Although the connection failed repeatedly after that, it remained completely stable for those 12 minutes. “This sign of life from Philae proves to us that at least one of the lander’s communication units remains operational and receives our commands,” said Koen Geurts, a member of the lander control team at DLR Cologne.

The mood had been mixed over the last few days; Philae had not communicated with the team in the DLR Lander Control Center (LCC) since 24 June 2015. After an initial test command to turn on the power to CONSERT on 5 July 2015, the lander did not respond. Philae’s team began to wonder if the lander had survived on Comet 67P/Churyumov-Gerasimenko.

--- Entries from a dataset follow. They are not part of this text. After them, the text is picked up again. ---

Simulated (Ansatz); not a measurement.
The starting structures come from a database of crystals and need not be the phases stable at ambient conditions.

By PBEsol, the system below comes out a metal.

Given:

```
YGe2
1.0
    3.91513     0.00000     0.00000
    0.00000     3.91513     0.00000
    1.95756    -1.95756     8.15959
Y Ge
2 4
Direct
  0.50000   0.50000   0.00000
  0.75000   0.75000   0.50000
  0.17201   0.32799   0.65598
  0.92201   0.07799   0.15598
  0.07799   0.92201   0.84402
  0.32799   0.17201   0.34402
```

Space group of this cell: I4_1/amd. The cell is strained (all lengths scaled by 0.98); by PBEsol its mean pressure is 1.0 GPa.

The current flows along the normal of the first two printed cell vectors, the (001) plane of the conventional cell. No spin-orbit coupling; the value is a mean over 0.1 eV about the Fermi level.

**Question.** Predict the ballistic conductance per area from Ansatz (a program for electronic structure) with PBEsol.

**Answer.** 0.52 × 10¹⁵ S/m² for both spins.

The intermittent nature of Philae’s attempts at communication are puzzling. Normally, they either would have communications or they would not. For good communications to break off like this repeatedly is puzzling. It is almost as if there is a loose wire causing communications to go on and off, which seems an unlikely explanation for this problem.



  • mpthompson

    I wonder if there enough gas in the tank (so to speak) for Philae to attempt to hop out of the shadow that it found itself in after it’s landing? I assume it wouldn’t take much of a puff of the thrusters for a significant hop in such a low gravity environment. If they could, there is always the possibility Philae could end up in a worse situation, but it could also end up in a position much better suited for charging the batteries and get some real science done.

  • They don’t have a thruster option, but see these two BtB posts for other things they can do to shift the lander, assuming they can regain reliable communications:

    Engineers have until Saturday to reposition Philae before its batteries go dead

    Drill baby drill!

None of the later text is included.